Over at Scientific American, John Horgan has a blog post titled In Physics, Telling Cranks from Experts Ain’t Easy, which opens with an anecdote any scientist will recognize:
A couple of decades ago, I made the mistake of faxing an ironic response to what I thought was an ironic faxed letter. The writer–let’s call him Tachyon Tad–had “discovered” a new physics, one that allowed for faster-than-light travel. In my reply, I told Tad that if he built a warp-drive spaceship, I’d love to hitch a ride. Dumb joke. For months, my fax machine churned out sheets covered with Tad’s dense elaborations of his theory and plans for a superluminal machine.
After that, it kind of goes downhill:
After that, I simply chucked cranky letters. What else was I supposed to do? I had neither the time nor wherewithal to find the flaws in their logic, any more than I could double-check the math that yields, say, quantum electro-dynamics or some spiffy new variant thereof. As a mere journalist, I relied on experts to do that for me, especially ones at fancy institutions like Caltech and Cambridge, who presumably had been thoroughly vetted. My job isn’t to uncover scientific truth, I told myself, but to report on what professional scientists think the truth is.
As Tom has already noted, it’s not actually that hard. I can give you a big hint on how to distinguish cranks from experts: Experts don’t mail/fax/email unsolicted theories of everything to random science writers. If the latest theory of everything crossing your desk comes direct from the “expert” who claims to have developed it, rather than, say, from the press office of a major university or research institute, odds are that it’s from a crank.

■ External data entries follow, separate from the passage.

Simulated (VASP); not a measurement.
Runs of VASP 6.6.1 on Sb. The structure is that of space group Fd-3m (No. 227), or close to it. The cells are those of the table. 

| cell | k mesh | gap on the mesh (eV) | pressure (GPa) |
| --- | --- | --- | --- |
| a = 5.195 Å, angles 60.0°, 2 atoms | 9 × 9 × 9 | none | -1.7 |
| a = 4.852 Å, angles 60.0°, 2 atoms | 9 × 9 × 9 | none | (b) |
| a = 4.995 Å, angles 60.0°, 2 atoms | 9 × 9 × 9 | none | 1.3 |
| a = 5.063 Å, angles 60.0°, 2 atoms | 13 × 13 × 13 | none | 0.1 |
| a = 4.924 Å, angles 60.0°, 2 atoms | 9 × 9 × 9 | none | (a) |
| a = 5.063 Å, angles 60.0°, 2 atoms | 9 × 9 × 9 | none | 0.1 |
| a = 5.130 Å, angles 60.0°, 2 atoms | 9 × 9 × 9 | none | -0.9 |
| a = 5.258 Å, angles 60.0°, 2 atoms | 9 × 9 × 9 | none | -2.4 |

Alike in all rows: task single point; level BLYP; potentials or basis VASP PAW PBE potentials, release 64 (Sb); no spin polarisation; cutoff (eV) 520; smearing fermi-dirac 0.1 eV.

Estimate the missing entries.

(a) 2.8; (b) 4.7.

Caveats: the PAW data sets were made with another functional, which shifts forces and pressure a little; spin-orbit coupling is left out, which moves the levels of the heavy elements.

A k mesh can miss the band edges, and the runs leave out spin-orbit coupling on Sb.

The framing is doubly unfortunate, as the post is mostly a plug for a new book by Margaret Wertheim about fringe physics, which actually sounds a good deal more interesting than the way Horgan uses it to set up a cheap shot at modern theoretical physics (I haven’t read it, so I can’t say). But really, as much as I enjoy funny stories about famous physicists who believed silly things, the fact that Pauli was nuts for Jung doesn’t make it any harder to tell a whack job from a serious scientist. And as much as I have my doubts about the current state of theory, I don’t think Brian Greene or Leonard Susskind overselling multiverse theories lends any extra credibility to nutty “quantum” explanations of ESP or whatever.
I mean, sure, you can write out a summary of string theory that makes it sound utterly preposterous. But you can do the same thing with ordinary quantum theory, making it sound about as plausible as “Ancient Alien” theories. And the thing is, we know absolutely and unequivocally that quantum mechanics works. To fourteen decimal places.
Now, there’s a big difference between the readily testable predictions of nonrelativistic quantum mechanics and some of the wilder speculations of modern high-energy theory, which are beyond the ability of modern technology to test, and may never be fully testable. But this does not mean that the line between cranks and serious scientists has been significantly blurred.
It’s really not that difficult to figure out. Serious scientists work as part of a broad community of other scientists working on similar topics. They engage with that community through a variety of fairly standard means: published papers and preprints on the arxiv, talks at conferences and workshops, etc. They’re not loners working out of their own basements, blast-mailing their work directly to the media.
Do individual scientists sometimes believe goofy things? Sure. But the scientific community can compartmentalize that goofiness. Schrödinger got all fired up about Indian philosophy for a while, but other than an entertainingly incoherent ad that used to run in the back of Physics Today, this left essentially no trace in the wider physics community. Pauli was way into Jung, and obsessed with the number 137, but this was fodder for jokes, not anything that anybody else took seriously.
Some cranks attempt to mimic the structures of serious science, setting up PO box Institutes, or holding their own conferences with other like-minded folks. But these are generally a thin pretense, that should pose no real obstacle to even a journalist. If there’s anything to an idea, there will be people working on it at universities that you’ve heard of. If all the speakers at a workshop are from mysterious institutions that even Google struggles to locate, chances are you’re dealing with cranks.
Are there any places where the line does get blurry? Sure, a few. There are some topics in, say, quantum foundations that attract a small but highly passionate following. These still engage with the broader community, though, and follow accepted norms of the profession.
Does this mean that there’s nothing wrong with the state of theoretical high-energy physics? No. There are a lot of problems stemming from the lack of solid experimental data to provide direction. But these are problems that, if pushed a bit, most of the people involved will admit are problems, and there are significant numbers of people actively trying to find something, anything, that can be used to test their predictions. But making a blanket argument that the entire enterprise is indistinguishable from crankery is the sort of unsupported claim that, well, you’d have to be a bit of a crank to make.